European fishing industry body Europêche has boosted the Brussels side of its activities with the appointments of a new managing director and a fisheries policy officer assistant.
Daniel Voces de Onaíndi, the organisation’s policy adviser for the last five years, has been appointed managing director and Rosalie Tukker has been confirmed as Europêche’s fisheries policy officer assistant.
‘The European fishing industry provides a vital source of food, employment, trade, economic welfare, cultural heritage and recreation,’ Daniel Voces said.
‘With tens of thousands of fishermen and their families relying on the industry for work, millions relying on it for food and governments across the continent relying on it to contribute to their economies, the fishing industry has a greater impact than most people realise. This is all done while we also take a proactive role in ensuring fishing activities are carried out in an environmentally friendly and socially responsible way. We want a sustainable fishery and a sustainable sector.’

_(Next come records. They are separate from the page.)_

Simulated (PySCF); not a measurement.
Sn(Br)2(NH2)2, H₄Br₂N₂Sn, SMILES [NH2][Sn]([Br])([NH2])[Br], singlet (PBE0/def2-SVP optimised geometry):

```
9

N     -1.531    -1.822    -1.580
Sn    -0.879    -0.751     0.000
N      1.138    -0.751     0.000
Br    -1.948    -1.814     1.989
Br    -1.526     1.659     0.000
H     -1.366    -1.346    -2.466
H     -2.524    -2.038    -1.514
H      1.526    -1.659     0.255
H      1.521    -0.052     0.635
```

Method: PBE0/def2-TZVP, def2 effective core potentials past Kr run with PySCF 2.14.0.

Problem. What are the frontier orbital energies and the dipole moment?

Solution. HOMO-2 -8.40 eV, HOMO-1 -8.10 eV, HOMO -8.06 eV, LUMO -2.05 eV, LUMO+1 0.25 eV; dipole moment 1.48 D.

He commented that with 14 member organisations across ten countries, Europêche plays a leading role in ensuring the views and concerns of both large and small-scale fishermen are heard in the European Commission, Council and Parliament when setting policy and regulations. It is focused on supporting the three pillars of sustainability – environmental, social and economic.
‘Nobody can deny that fishing is an extremely regulated and complex industry conditioned by a variety of factors such as market, nature, science and politics,’ he added.
‘The fishermen we represent have made huge efforts in recent years, not only to comply with and adapt to the new ambitious objectives set in the Common Fisheries Policy, but also to act proactively to safeguard stock levels and their own livelihood in the years to come. However, the sector is struggling to make itself heard among the multitude of heavily-funded environmental lobby groups in Brussels. Nevertheless, I believe we are all ultimately striving towards the same outcome; to secure sustainable fisheries for future generations. What is important is that legislation is rational and proportionate, based on proven science, best practices and provides for the long-term sustainability of the sector.’